Graylog keeps crashing with millions of unprocessed messages

Wvery few weeks my server keeps crashing I keep deleting all the logs I find in my /var/log/graylog and elasticksearch restarting and waiting for the server for days to process the millions of messages. Is there a way to have this process automated so that when I go to my dashboard and i don’t have
graylog While retrieving data for this widget, the following error(s) occurred: Connection refused.In Nodes
The journal contains 3,091,373 unprocessed messages in 32 segments. 71 messages appended, 370 messages read in the last second.

And in Overview

Journal utilization is too high (triggered 2 months ago)

Uncommited messages deleted from journal (triggered 3 months ago)

Nodes with too long GC pauses (triggered 6 months ago)

I normally have to delete all log files and restart the server

Hey @jrecho

Not sure why the deletion of the log and the fact that your journal is full are connected.

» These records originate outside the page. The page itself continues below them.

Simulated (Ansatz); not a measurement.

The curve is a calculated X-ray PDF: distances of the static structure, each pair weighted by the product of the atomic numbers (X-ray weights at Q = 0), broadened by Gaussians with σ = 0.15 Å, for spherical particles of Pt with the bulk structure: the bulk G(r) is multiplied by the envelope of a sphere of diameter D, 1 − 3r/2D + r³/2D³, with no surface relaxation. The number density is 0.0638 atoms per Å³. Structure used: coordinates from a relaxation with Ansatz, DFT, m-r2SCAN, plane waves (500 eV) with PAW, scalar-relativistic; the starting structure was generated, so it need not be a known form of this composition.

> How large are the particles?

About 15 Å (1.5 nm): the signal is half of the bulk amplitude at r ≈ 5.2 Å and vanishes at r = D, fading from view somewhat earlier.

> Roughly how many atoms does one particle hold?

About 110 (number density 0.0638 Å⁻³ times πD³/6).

This sounds like an issue with processing power for the amount of logs you are currently ingesting. This can be addressed by adding more CPUS’s/RAM/HEAP to the Graylog and Opensearch nodes. You could also increase the amount of Graylog and Opensearch nodes within the cluster and introduce a load balancer in front of your Graylog nodes.

I would clear the journal and restart the system, observe under System/nodes which buffer fills first. This will give some idea as to where the resource issue lies.

Currently how much heap is assigned to the Graylog and Opensearch nodes?

This topic was automatically closed 14 days after the last reply. New replies are no longer allowed.